Following on from our road safety tips, and with temperatures dropping below zero, properly and fully de-icing your windscreen and other windows is so important.
We’ve all been there – you’re running late on a cold, frosty morning and you haven’t left yourself enough time to de-ice your windscreen. The temptation is to reach for the kettle, but this could be disastrous! Extreme heat on a cold windscreen could crack the glass and land you with the expense and bother of having to replace it.
Or, in your rush, you reach for your bank card to scrape off the ice or worse, some other sharp object, which could scratch your windscreen. If you don’t clear the windscreen fully, you could be liable for a £60 fine and 3 points on your licence for driving with a limited view of the road. A sure way of increasing your car insurance costs.

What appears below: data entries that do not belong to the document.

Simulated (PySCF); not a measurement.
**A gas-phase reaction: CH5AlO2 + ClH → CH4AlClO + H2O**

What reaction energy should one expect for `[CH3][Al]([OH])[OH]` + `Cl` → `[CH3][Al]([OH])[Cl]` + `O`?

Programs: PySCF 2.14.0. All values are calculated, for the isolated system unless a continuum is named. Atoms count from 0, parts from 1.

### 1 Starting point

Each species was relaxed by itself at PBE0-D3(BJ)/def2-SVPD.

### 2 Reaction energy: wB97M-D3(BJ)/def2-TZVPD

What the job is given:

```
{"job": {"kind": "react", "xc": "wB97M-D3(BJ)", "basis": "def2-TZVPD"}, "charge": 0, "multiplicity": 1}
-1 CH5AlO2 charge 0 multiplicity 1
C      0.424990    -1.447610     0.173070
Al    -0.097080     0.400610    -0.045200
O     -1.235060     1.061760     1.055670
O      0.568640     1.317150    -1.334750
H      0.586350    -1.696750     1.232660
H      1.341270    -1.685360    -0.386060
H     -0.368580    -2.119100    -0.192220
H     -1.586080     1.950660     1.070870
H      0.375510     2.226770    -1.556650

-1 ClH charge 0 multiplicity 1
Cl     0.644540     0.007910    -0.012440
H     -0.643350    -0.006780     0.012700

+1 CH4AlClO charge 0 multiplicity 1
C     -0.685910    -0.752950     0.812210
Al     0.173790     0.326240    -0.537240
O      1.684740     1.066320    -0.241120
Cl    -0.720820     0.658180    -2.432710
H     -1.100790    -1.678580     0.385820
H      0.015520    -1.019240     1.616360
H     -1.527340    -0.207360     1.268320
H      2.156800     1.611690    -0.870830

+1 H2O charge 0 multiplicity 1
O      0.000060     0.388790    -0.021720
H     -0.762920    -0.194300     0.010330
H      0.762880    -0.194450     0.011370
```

You might think ahead and go out to start your engine to warm up the car before you’re ready to set off. You then wander back into the house, while the heat performs its magic, but that may not be the best option either. Idling car engines are unhealthy, pumping out exhaust fumes, wasting fuel and damaging the environment which could land you with a £20 fine. You’re also making yourself vulnerable to thieves if you leave your car unattended while it’s running, plus the impact that will also have on your insurance premiums.
So, after considering what not to do, give these methods a go: –
- Firstly make sure your wipers are switched off. If they’re frozen to the windscreen, they could be damaged when the engine starts.
- Turn on the ignition and have the heating on max. Point the blowers on the windscreen or switch on the heated windscreen option. You could also switch on the air con to keep the air dry.
- Go to town with an ice scraper and de-icer. De-icer spray is a quick and easy way to de-ice your car windows. It’s safe to use on your car and shouldn’t damage the paintwork, but the chemicals it contains could be bad for the environment. If you’re trying to be ‘green’, making your own de-icer at home is a good alternative. Using 1 part water and 3 parts white vinegar in a misting spray bottle can work well, or spray your windscreen the night before as a preventative measure. The solution has a low freezing point and should quickly clear the frost.
- It could make sense to invest in a windscreen frost cover or full car cover to protect all the windows and the bodywork. As long as you remember to put these on your car the night before, you’ll save yourself the headache of having to de-ice when you’re short on time in the morning.
- Ice on the inside of your windows? Turn on the heat in your car and put a towel underneath the frosty parts to catch the moisture or use a warm, dry towel to rub away the ice. To stop it from happening, get a dehumidifier for your car and remove any wet clothes and boots, etc.
Taking a few extra minutes to ensure your windscreen, other windows and wing mirrors are completely clear of ice before you set off, will keep you on the right side of the law and minimise your driving risks.
If you do suffer an injury in a road accident (or any other accident) which wasn’t your fault, we may be able to help. We are experts in personal injury compensation claims and members of the Association of Personal Injury Lawyers (APIL). Contact us at 01425 275555, by email at email@example.com or through our website https://www.simpkinsandco.uk/contact-us/ to discuss your claim. We do no win, no fee and your initial consultation is free. All enquiries are confidential and there is never any pressure to pursue a claim.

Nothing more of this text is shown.